Data export

We provide several ways to export reduced data from CarboKitten to CSV files that are easier to read, visualize and post-process for most people.

⪡export-specification⪢≣
abstract type ExportSpecification end

@kwdef struct CSV <: ExportSpecification
    grid_locations::Vector{NTuple{2,Int}}
    output_files::IdDict{Symbol,String}
end

CSV(grid_locations, kwargs...) = CSV(grid_locations, IdDict(kwargs...))
using CarboKitten.Export: CSV

CSV(tuple.(10:20:70, 25),
  :sediment_accumulation_curve => "run_06_sac.csv",
  :age_depth_model             => "run_06_adm.csv",
  :stratigraphic_column        => "run_06_sc.csv",
  :metadata                    => "run_06.toml")
CarboKitten.Export.CSV([(10, 25), (30, 25), (50, 25), (70, 25)], IdDict(:age_depth_model => "run_06_adm.csv", :metadata => "run_06.toml", :sediment_accumulation_curve => "run_06_sac.csv", :stratigraphic_column => "run_06_sc.csv"))

There is a data_export function that can be overloaded with any ExportSpcification. When given a CSV specification, files are written as given.

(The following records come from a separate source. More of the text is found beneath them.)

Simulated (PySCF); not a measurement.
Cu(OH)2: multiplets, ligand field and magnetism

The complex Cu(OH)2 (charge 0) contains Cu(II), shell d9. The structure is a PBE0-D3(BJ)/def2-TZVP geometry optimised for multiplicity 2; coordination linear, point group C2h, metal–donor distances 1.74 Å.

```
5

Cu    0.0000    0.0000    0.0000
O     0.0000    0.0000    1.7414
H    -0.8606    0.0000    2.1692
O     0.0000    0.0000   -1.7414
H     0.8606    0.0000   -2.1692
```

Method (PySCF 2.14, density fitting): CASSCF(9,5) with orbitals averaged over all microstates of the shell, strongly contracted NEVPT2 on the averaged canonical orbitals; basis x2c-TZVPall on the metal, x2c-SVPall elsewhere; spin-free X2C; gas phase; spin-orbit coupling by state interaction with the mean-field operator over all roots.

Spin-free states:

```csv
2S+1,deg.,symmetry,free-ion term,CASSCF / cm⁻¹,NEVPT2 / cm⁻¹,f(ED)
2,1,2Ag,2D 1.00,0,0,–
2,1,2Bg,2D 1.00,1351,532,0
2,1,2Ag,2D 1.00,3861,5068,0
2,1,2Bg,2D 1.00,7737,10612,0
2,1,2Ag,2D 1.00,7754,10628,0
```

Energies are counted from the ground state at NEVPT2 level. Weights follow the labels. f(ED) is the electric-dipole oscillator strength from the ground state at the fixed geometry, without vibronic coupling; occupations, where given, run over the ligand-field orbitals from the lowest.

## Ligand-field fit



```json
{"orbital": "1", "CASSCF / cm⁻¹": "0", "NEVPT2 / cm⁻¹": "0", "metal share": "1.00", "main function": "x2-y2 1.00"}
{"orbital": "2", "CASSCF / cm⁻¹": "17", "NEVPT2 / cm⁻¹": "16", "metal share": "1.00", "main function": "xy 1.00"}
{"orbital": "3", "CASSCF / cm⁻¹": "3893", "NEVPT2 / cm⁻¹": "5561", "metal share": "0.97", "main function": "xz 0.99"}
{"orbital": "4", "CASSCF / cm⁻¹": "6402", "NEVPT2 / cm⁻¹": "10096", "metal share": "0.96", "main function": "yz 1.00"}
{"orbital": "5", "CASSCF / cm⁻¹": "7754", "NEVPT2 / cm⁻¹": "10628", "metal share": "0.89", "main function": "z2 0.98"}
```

  • :sediment_accumulation_curve (SAC) is another term for sediment_height elsewhere in the code.
  • :age_depth_model (ADM) is a monotonic version of the SAC, relating depth to age.
  • :stratigraphic_column amount of deposited material per facies per time step, corrected for disintegrated material. The cumulative sum of the SC should add up to the ADM.
  • :metadata some metadata, written as a TOML file.

Tests

We have a test case with just three pixels.

  1. Uniform production
  2. Uniform production, top-hat disintegration, making the sediment accumulation non-monotonic
  3. Linearly increasing production (not sure what this adds)
⪡export-test-case⪢≣
const AXES1 = Axes(
    x=[0.0, 1.0, 2.0] * u"m",
    y=[1.0] * u"m",
    t=(0.0:0.1:1.0) * u"Myr")

const HEADER1 = Header(
    tag="test",
    axes=AXES1,
    write_interval=1,
    Δt=0.1u"Myr",
    time_steps=10,
    initial_topography=zeros(typeof(1.0u"m"), 3, 3),
    sea_level=zeros(typeof(1.0u"m"), 10),
    subsidence_rate=10u"m/Myr")

const PRODUCTION1 = reshape(
    hcat(ones(Amount, 10),
        ones(Amount, 10),
        cumsum(ones(Amount, 10)) / 5.5)',
    1, 3, 1, 10)

const DISINTEGRATION1 = reshape(
    hcat(zeros(Amount, 10),
        1:10 .|> (x -> x < 4 || x > 6 ? 0.0u"m" : 2.0u"m"),
        zeros(Amount, 10))',
    1, 3, 1, 10)

const ELEVATION1 = cat(
    [0.0, 0.0, 0.0]u"m",
    cumsum(PRODUCTION1 .- DISINTEGRATION1; dims=4)[1, :, :, :];
    dims=3)

const DATA1 = Data(
    disintegration=DISINTEGRATION1,
    production=PRODUCTION1,
    deposition=PRODUCTION1 .- DISINTEGRATION1,
    sediment_elevation=ELEVATION1)

const GRID_LOCATIONS1 = [(1, 1), (2, 1), (3, 1)]

Sediment Accumulation

Writing CSV files

The CSV.jl module lets us write a DataFrame to CSV, but doesn't work so well in combination with Units.

⪡export-function⪢≣
"""
    unitful_headers(df::DataFrame)

Gets a string representation for all column names including their unit.
Returns a `Vector{String}`.
"""
unitful_headers(df::DataFrame) =
    ["$(e.variable) [$(unit(e.eltype))]" for e in eachrow(describe(df))]

"""
    ustrip(df::DataFrame)

Strip units from a `DataFrame`. Returns a new `DataFrame`.
"""
Unitful.ustrip(df::DataFrame) =
    DataFrame((e.variable => df[!, e.variable] / unit(e.eltype)
               for e in eachrow(describe(df)))...)

"""
    write_unitful_csv(io::IO, df::DataFrame)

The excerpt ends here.